The White Stag and the Lamppost, MS Paint art by schmidtyart
Here’s some Narnia fanfic I’ve read over the past year.
Modern Narnia: A History, by Twinklestar
This is one of those fics that applies a pseudo-historical tone — and a meta one — to the Narnia series AND Narnia fanfic. It’s written like a textbook intended for a college literature class. An interesting little snippet.
General
Untold, by cofax
There are many, many fanfics about the Problem of Susan that crops up towards the conclusion of The Last Battle, most reacting with outrage or sympathy for Susan’s apostasy, not the scorn that Jill and Eustace give her. This short fic discusses that even though Susan turned her back on Narnia, she lived a full life as a human being whereas the other children, for all their fantastic adventures, did not. Thoughtful and compelling.
The Last Battle
From Her Hands A Spill of Blood (how many drops to make it flood?) by Kila9Nishika
A bloody and mythic fic, told from the Telmarine point of view, of how Queen Lucy rescues King Edmund, who’s been imprisoned by a Telmarine Duke. What he doesn’t count on is Queen Lucy turning into a raging, murderous, killing machine who plows through an entire army to get her brother back. A true AU because in the books Lucy, even as an adult Queen, is sunny, cheerful, and brave in battle — but sticks to shooting arrows. In this story, she lops heads with a golden sword.

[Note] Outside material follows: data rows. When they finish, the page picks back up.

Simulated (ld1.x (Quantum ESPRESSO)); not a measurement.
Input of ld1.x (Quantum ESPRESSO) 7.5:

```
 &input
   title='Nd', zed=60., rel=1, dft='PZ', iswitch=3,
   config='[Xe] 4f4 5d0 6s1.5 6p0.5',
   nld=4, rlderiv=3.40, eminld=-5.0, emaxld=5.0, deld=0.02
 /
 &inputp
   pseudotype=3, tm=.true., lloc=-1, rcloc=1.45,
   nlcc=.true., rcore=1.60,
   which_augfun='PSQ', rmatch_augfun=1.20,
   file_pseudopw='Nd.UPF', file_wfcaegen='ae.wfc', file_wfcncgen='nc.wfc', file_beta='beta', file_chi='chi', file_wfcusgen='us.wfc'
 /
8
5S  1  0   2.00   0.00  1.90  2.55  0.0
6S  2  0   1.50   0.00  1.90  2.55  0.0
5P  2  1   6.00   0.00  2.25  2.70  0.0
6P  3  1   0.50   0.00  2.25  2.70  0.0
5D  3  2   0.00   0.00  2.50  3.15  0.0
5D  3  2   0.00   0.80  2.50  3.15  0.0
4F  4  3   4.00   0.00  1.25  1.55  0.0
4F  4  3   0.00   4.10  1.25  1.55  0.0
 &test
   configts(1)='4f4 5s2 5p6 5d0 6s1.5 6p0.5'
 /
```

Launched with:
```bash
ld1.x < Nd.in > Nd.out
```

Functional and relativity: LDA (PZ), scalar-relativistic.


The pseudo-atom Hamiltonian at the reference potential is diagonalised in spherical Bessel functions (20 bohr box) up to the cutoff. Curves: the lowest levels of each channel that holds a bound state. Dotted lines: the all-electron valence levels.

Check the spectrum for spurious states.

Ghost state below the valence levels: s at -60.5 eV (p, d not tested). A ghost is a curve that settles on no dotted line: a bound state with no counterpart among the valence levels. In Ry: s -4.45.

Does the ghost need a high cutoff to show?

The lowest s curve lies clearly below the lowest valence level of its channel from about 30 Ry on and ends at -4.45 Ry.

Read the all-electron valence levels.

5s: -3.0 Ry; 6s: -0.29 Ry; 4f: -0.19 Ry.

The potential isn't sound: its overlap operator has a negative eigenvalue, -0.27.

The author plays around with golden imagery in this story, which creates such a terror in the Telmarines that after the slaughter they forever ban the use of gold, even in their coinage. And actually, it is more of a horror story than an adventure one, though I think the author intended it as a revisionist take on Queen Lucy.
It also implies — which I think is interesting — that Telmar and Narnia had connections in the Golden Age. I haven’t read too many stories about that.
The Golden Age
The Lion and the Black Gryphons, by HakisakMatys
Prince Caspian is my least favorite book in the Chronicles (and one I lament ever existed at all) but even I admit this AU fic is a good take on it, book and movie both. It takes place before Caspian’s meeting with Dr. Cornelius, while he is still ignorant of Miraz’s treachery regarding his father. It draws on the scenario presented in the movie where Telmarine society is of Spanish descent, though they also retain some Polynesian traits. But for all intents and purposes, they’re 16th century Spanish.
The author introduces embellishments like the Black Gryphons, a group of elite Telmarine warriors, one of which is a character in the story. There are other Telmarine characters as well, and the story is mostly told from their POVs, not Caspian’s, a refreshing change. Also refreshing is that Caspian is an overprotected, daydreaming, bookish sort, and he also suffers from PTSD caused by his uncle Miraz’s upbringing. All this is a promising setup.
My only criticism is that there are too many viewpoint characters to keep track of, but it really was well written and would appeal to fans of the movie who wonder about what Telmarine society might have been like.
Prince Caspian, book and movie
High Queen Hazel the Wise, by potterhead0928
Many, many fanfics are written about the addition of a fifth character to the Pevensie quartet, sometimes another sibling, sometimes a cousin or a relation of the Professor’s. Usually the character functions as a stand-in for the writer. Not really a Mary Sue, because most of the time there’s nothing extraordinary about them; mostly it’s a way for the author to re-experience the original story with a personalized viewpoint of it A rewriting, if you will, as most of these tales don’t venture far from the original plot.
This story began like one of those, but it’s more melancholy. Hazel is the youngest child, younger even than Lucy, in her teens still when her older siblings vanish through the lamppost. Naturally she’s distraught and searches for them with the magic spyglass given to her by Father Christmas during the events of LWW. But over the chapters hope fades and she realizes she has to get on with her life: she marries, has kids, and goes on living in Narnia.
But then… Aslan causes her to return to England, and unlike her siblings, she remembers all of her life, in vivid detail. The dissonance this causes while she’s in the physical body of a seven-year-old is agonizing, especially because she’s lost her husband and children.
It’s a more nuanced exploration than most stories of its ilk and ends at the beginning of Prince Caspian — with all the Pevensies discovering their former castle in ruins. Tantalizingly, no more has been written since that chapter. But there should be.